In 1952, at the age of 28 (with five children, soon to be seven), she began teaching career education to sixth graders and most memorably organized a field trip to a newspaper printing building and guided the students’ production of a Picayune, Jr. newspaper.
As a young teacher at Rabouin Vocational High School and Francis T. Nichols Senior High School in the 1950s and early 1960s, Geoffray was named National Classroom Teacher of the Year for her imaginative approaches.
In 1965, former Dominican priest Timothy Gibbons, co-founder of the Adult Education Center, brought Geoffray on board as a secretary. The role quickly turned into director when Gibbons left New Orleans. The work wasn’t easy; the Center struggled with funding and intense racial biases that even impacted the school’s ability to rent a building. Yet, in the end, the Center’s success was astounding, with 94% of graduates placed in jobs with salaries above the national average.
In 1968, Geoffray was featured in WDSU-TV Emmy-Award Winning documentary by Mel Leavitt, “The School That Would Not Die: The Story of the Adult Education Center”
Geoffray encouraged lifelong learning and led by example. She earned her master’s of education degree from Tulane University in 1970 and her Doctorate in Educational Administration from the University of New Orleans in 1978.
Geoffray served as Louisiana’s first State Coordinator of Career Education. She crisscrossed the state in her little yellow Volkswagen to meet with teachers in nearly all 66 Parishes. She was responsible for funding scores of innovative programs, including one that would become the New Orleans Center for the Creative Arts.
In the late 1970s and 1980s, Geoffray served as the director of career education, continuing education, and counseling and guidance for the Orleans Parish School System. Her accomplishments included creating a job placement center for high schoolers. There were practical programs in nursing, commercial art, printing, and typing just to name a few. In 1980 alone, more than 1,000 students were involved in work programs.

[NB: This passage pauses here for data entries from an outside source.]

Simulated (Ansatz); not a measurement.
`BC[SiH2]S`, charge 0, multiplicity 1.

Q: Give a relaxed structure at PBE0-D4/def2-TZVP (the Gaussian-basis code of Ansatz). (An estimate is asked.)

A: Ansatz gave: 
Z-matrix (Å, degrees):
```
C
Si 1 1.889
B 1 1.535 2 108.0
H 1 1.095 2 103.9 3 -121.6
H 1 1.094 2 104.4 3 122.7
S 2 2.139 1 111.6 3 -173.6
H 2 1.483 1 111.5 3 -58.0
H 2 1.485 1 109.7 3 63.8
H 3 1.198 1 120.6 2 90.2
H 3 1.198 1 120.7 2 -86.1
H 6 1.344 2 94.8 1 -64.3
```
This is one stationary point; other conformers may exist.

Geoffray spoke out when the school system was increasingly focused on college readiness and vocational education faced massive budget cuts. In 1980, she told the Times-Picayune, “Vocational education is an asset to college-bound students who may need, for example, to work their way through. …Even if a skill is not used as a means of earning a living, it gives students background training for fulfilling personal goals.” She added, “It’s a matter of producing doers, as well as thinkers.”
In 1983, Geoffray was named Louisiana’s Vocational Educational Teacher of the Year.
Geoffray co-authored four textbooks, including Communication Skills for Succeeding in the World of Work (McKnight Publishing and McGraw Hill); Pounding the Pavement (Louisiana State University Press); A Crash Course in College Cash (University of New Orleans Press); and Business and Professional Speech (published by the Adult Education Department in conjunction with St. Mary’s Dominican College).
In 1987, renowned journalist Angela Hill produced a special television documentary series featuring Geoffray. Called “Quiet Heroes,” it aired on CBS affiliate WWL-TV. In the documentary, Hill said Geoffray’s “career, her life, has been teaching students the importance of having a dream, then showing them how to make that dream come true.”
Geoffray received multiple awards in her lifetime, including the New Orleans Martin Luther King Torch Bearer Award in 2001.
A change agent who made a lasting impact
“She did more to expand and keep alive high school career and technical education while she worked for the New Orleans Public School District than any other person,” said longtime schools director Rose Drill Peterson. “Alice had to overcome many barriers to push for these programs… She did this with enthusiasm and optimism.”
“She forged a path that taught us how to be successful for students,” Peterson added, “by thinking and acting boldly.”
Geoffray was a change agent who created other change agents. In doing so, New Orleans, its school system, and the country are better for her efforts.